One of my favorite observations from the late great Roger Ebert appears in his review of Lost in Translation. In it, he wrote: “you can only say ‘I feel like I’ve known you for years’ to someone you have not known for years.” It’s the irony of how sometimes you’re able to have deeper conversations with people you’ve only just met than with those you’ve known all your life. With no mutual baggage, discussion is free to soar between you. This is of course an important part of Sofia Coppola‘s masterpiece, in which Bill Murray‘s Bob and Scarlett Johansson‘s Charlotte encounter one another in a hotel bar in Tokyo and together discover how lost they are in their lives. The two connect is a wonderful way, but they know it’s a temporary thing. Perhaps that knowledge is what allows the connection to happen at all.
The other side of the coin is that we can feel distant to the people we have known well for a long time. This too is part of the film for both main characters. With Charlotte, it can be seen in how little time she and her husband (Giovanni Ribisi) get to spend with one another, but it’s also shown in an early scene where she phones home to a friend and talks about how visiting a shrine didn’t make her feel anything. The conversation reaches an abrupt end. She has a need for deeper discussion, but it feels awkward.

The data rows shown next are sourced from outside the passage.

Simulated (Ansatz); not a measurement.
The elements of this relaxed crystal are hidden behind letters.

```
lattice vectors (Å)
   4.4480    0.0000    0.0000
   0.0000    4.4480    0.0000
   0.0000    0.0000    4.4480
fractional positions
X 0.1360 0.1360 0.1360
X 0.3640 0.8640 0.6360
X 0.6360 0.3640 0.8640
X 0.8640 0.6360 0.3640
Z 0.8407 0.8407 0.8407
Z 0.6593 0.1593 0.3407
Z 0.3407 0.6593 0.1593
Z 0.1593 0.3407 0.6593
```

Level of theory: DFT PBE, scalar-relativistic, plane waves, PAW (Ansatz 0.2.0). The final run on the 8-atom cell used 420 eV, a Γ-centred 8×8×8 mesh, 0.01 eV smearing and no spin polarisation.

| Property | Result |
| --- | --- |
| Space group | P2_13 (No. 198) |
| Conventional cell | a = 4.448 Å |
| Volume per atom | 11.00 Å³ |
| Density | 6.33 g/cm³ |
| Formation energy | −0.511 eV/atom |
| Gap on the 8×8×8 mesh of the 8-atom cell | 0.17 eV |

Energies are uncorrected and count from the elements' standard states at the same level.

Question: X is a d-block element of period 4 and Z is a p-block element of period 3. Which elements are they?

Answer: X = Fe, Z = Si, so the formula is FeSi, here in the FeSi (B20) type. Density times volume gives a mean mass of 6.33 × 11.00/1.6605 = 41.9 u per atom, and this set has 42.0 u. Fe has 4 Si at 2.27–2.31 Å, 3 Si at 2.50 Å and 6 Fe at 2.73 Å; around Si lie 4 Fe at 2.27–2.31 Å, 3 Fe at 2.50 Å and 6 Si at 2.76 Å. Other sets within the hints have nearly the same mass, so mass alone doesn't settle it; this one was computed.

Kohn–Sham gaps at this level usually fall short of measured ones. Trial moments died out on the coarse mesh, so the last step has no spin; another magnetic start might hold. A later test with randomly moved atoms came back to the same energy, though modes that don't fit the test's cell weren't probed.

Similar ground is explored with Bob later on in the film, and it’s one of my favorite scenes of Lost in Translation. Bob is in a bath, getting a phonecall from the woman he has been married to for the past 25 years. Bob is going through a midlife crisis; he has probably been aware of this himself for a while – he seems prone to introspection – but spending time with Charlotte has made it more tangible to him. He wants to change things in his life. He tries to communicate this to his wife, and you can really feel how he’s struggling to get the right word out. But he can’t do it. All he can muster up is how he wants to eat healthier food, to which he gets a snippy response about how maybe he should just stay in Tokyo if things are so great there. Then he asks how their kids are doing, to which he gets the reply that they miss their dad but are getting used to him not being around. Ouch.
And then this wonderful exchange happens.
“Do I need to worry about you, Bob?”
“Only if you want to.”
Nothing dramatic. No anger. No tears. Just calm resignation. This is Bob’s life.